They will be there for the music, and for the "folk festival vibe."

For most, if the weather's good and the bands are interesting, that's all that matters. Plus, for the first time ever, you'll be able to buy a beer there.

But for the small staff and board of directors who organize the festival, this weekend is the test of their efforts to create a socially responsible but financially sound event.

Previous incarnations of the Vancouver festival accumulated a substantial debt, and although it has been operating with a balanced budget for a few years now, that burden makes every year count.

"I think we're in a better shape now than we've been for a number of years," says the current chair of the board of directors, Lucas Schuller. "But the difficulty is it's still a year-to-year thing and one bad year would undo all of that work."

It hasn't helped that the festival management has seen considerable turnover.

Although he calls himself a "child of the festival," having attended every year since he was an infant, Schuller only got involved with the board this January. He said a lack of effective transition plans has caused a lot of difficulty.

"Since I've been around, so far we've been pretty much trying to react and keep up, which is not the best place to be in," he said.

He hopes that this year the festival will be able to keep most of the same organizers and therefore "be able to actually plan in the off-season and be ahead of it next year rather than behind. Generally speaking, in recent history we've been kind of flying by the seat of our pants."

'Gentle' sponsors sought

New directors and new staff have created an environment for new revenue sources and other changes to the way the festival does business. But in doing so, they are always cautious not to offend long-time festival fans.

"This festival has been loved by many people in this city, and people outside of the city," said artistic director Linda Tanaka, who joined the festival last year. "They take ownership and pride in the festival, and people don't want to see a lot of changes."

But at the same time, she said, some changes are needed, particularly on the financial side of the festival.

"What I think the business end needs is a little more sponsorship -- but just kind of 'gentle' sponsors that are not blasting the audience," she said, "because it really hasn't been a festival with a lot of commercialism there."

Schuller agreed: "In places where it makes sense for both organizations, I don't think there's a problem with partnering with a for-profit company, although that used to be something that people weren't supportive of.

"But we don't have a big company sponsoring the main stage, and I don't think that's going to change."

A tempest in a beer cup

One change that regular festival-goers will notice this year is the addition of beer and wine sales, albeit restricted to a small licensed beer garden area near the main stage.
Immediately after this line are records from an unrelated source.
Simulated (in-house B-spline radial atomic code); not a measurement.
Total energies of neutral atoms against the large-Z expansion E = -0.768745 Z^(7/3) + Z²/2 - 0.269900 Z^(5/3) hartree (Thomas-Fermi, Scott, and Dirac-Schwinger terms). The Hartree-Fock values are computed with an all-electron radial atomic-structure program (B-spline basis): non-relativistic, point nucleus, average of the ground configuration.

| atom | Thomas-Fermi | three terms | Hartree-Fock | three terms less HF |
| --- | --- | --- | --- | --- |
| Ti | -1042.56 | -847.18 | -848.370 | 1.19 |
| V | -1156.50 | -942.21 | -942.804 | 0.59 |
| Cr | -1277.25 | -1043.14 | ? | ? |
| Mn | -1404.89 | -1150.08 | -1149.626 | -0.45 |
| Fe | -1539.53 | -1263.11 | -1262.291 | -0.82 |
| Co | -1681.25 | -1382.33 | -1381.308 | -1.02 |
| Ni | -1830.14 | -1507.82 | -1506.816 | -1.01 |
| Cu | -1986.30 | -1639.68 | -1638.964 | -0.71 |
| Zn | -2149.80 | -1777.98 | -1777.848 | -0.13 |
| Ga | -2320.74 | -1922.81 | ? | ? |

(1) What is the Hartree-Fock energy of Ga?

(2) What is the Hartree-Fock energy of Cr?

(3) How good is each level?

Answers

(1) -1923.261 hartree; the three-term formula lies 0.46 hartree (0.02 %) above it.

The festival has been dry since its inception, and reaction to the liquor licence has been mixed. "There are some people who are really worried about it and think it's going to change the environment of the festival," said Schuller, "and there are some people who readily admit they've been sneaking in beer for years, and are glad to be able to have a beer openly and be supporting the festival while doing it."

Schuller, who grew up helping his family sell records and CDs at a variety of music festivals in B.C., points to these other festivals as proof that alcohol and folk music can successfully mix. "They still have the folk fest family vibe that everybody is really fond of," he said.

Nonetheless, the alcohol that will be served is the result of the same "picky" approach used for all sponsorship agreements at the festival, said Schuller. Big Rock Brewery, which will be providing the suds, sponsors a number of other folk festivals across the country.

"Of course, we're not going to do that [create a beer garden] with a Molson or a large corporation," said Schuller. "Big Rock is one that has put a lot of time and energy into supporting independent music in Canada, so I think that's a shared value -- the folk festival has been a big part of supporting independent music in Canada for 30 years."

And if it doesn't work out, he said, that's okay, too.

"I think part of the spirit of the festival is that we try things out, and see how they work, and discuss them as a community. If it's not successful then we'll change it."

Weathering the storm

There's another benefit to the Vancouver festival's limited reliance on big business sponsorship: they are taking less of a hit from the economic recession that has cancelled many big festivals in the United States.

But the festival still has its own worries, said Schuller, because of their precarious financial position.

"Festivals like Calgary and Winnipeg have built up surpluses over the years -- they own property, they have extra money carrying over from year to year -- and that essentially gives you a buffer so if you do have that one rainy year where you're going to lose money, you can absorb that," he said.

"And the Vancouver festival is not in the position to be able to absorb a year where the weather turns badly."

Lucky for him, and for Vancouver folk music fans, the forecast for this weekend is sunny and mild.  [Tyee]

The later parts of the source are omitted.